Did Rahm Send Severed Goat Head to Wrigley?

April 11, 2013 6:38am | By Mark Konkol, DNAinfo Writer at Large

Commentsshareprint

Mayor Rahm Emanuel has sent intimidating, smelly fish through the mail in the past, but he did not send an "intimidating," maybe smelly, goat's head to Tom Ricketts Wednesday, sources said.

(Flickr/allisonshawnn and Scott Olson/Getty Images)

Someone delivered a severed goat head to Cubs owner Tom Ricketts. **

That raises some important questions. Thankfully, DNAinfo Chicago's Wrigleyville bureau chief Serena Dai was on the case.

Was the severed goat's head cooked?

Was it heavy?

Was it stinky?

Cubs spokesman Julian Green late Wednesday refused to "entertain" those questions because he had neither seen, nor weighed, nor sniffed the severed goat head — which police described as an "intimidating package."

Of course, the severed goat head reminds us of the curse that Billy "Billy Goat" Sianis allegedly placed on the Cubs after getting booted from Wrigley Field for bringing a particularly smelly goat as his date to the 1945 World Series.

"Them Cubs, they ain't gonna win no more," Billy Goat said — and the team hasn't been back to a World Series since.

Billy Sianis' nephew, Sam Sianis, has made a few unsuccessful attempts to break the curse by bringing live goats to Wrigley Field.

But ol' Sam doesn't seem like the kind of guy who would hack off a goat head and drop it off at Gate K on Waveland.

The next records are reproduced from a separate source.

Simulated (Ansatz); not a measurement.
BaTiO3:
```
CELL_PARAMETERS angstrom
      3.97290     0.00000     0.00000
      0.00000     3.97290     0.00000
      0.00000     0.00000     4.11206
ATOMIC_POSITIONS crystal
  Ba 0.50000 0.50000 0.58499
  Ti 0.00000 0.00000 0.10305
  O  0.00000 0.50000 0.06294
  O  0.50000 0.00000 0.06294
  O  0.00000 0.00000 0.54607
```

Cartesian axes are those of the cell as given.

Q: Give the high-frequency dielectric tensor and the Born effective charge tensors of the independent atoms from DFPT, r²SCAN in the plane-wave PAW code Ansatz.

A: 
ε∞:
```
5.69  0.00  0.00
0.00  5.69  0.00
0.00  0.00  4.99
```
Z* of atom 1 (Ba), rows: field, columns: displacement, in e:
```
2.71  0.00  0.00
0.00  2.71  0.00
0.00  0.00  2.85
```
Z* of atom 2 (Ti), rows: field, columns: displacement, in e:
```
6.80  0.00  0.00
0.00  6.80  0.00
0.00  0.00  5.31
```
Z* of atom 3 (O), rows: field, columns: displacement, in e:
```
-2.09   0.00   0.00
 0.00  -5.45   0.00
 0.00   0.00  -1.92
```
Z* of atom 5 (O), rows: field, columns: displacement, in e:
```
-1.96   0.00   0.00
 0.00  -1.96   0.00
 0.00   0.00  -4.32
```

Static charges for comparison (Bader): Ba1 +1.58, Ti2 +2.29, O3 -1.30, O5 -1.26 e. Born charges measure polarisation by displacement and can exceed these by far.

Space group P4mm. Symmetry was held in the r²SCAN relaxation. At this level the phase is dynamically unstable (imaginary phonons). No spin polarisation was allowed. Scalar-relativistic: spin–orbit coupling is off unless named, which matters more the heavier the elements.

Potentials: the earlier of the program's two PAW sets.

So who would do such a thing?

Mayor Rahm Emanuel is the first guy who comes to mind.

After all, Emanuel is the guy notorious for sending a 2½-foot decomposing fish to a guy who screwed up delivering election poll results.

And, let's face it, the Cubs and the mayor have been involved in some pretty intense negotiations about what to do with crumbling Wrigley Field — and how to pay for it.

A Cubs-imposed "deadline" to cut a deal came and went on Monday — the same day the Cubs blew their home opener. Again.

And earlier Wednesday, as Emanuel introduced first lady Michelle Obama at a luncheon to raise money for Chicago's at-risk youths, news broke that the Cubs want to play nearly double the number of night games and extend the left field bleachers onto Waveland Avenue.

Those are demands that would have to get a thumbs-up from the mayor.

A Chicago Police spokeswoman said the goat head incident is being investigated, but would not comment on whether the mayor was a suspect.

So I sent a text to Sarah Hamilton, the mayor's top spokeswoman at City Hall, to ask if Emanuel was the guy behind the goat head gift to Ricketts.

Hamilton was quick to defend the mayor.

"No," she texted. "It's well known that the mayor only sends dead fish."

** My Chicago disclaimer:

The Cubs and Wrigley Field are 95 percent owned by a trust established for the benefit of the family of Joe Ricketts, owner and CEO of DNAinfo.com Chicago. Joe Ricketts has no direct involvement in the team's day-to-day operations. No goats or fish were harmed during the writing of this column. But I did have a hot dog. — MK.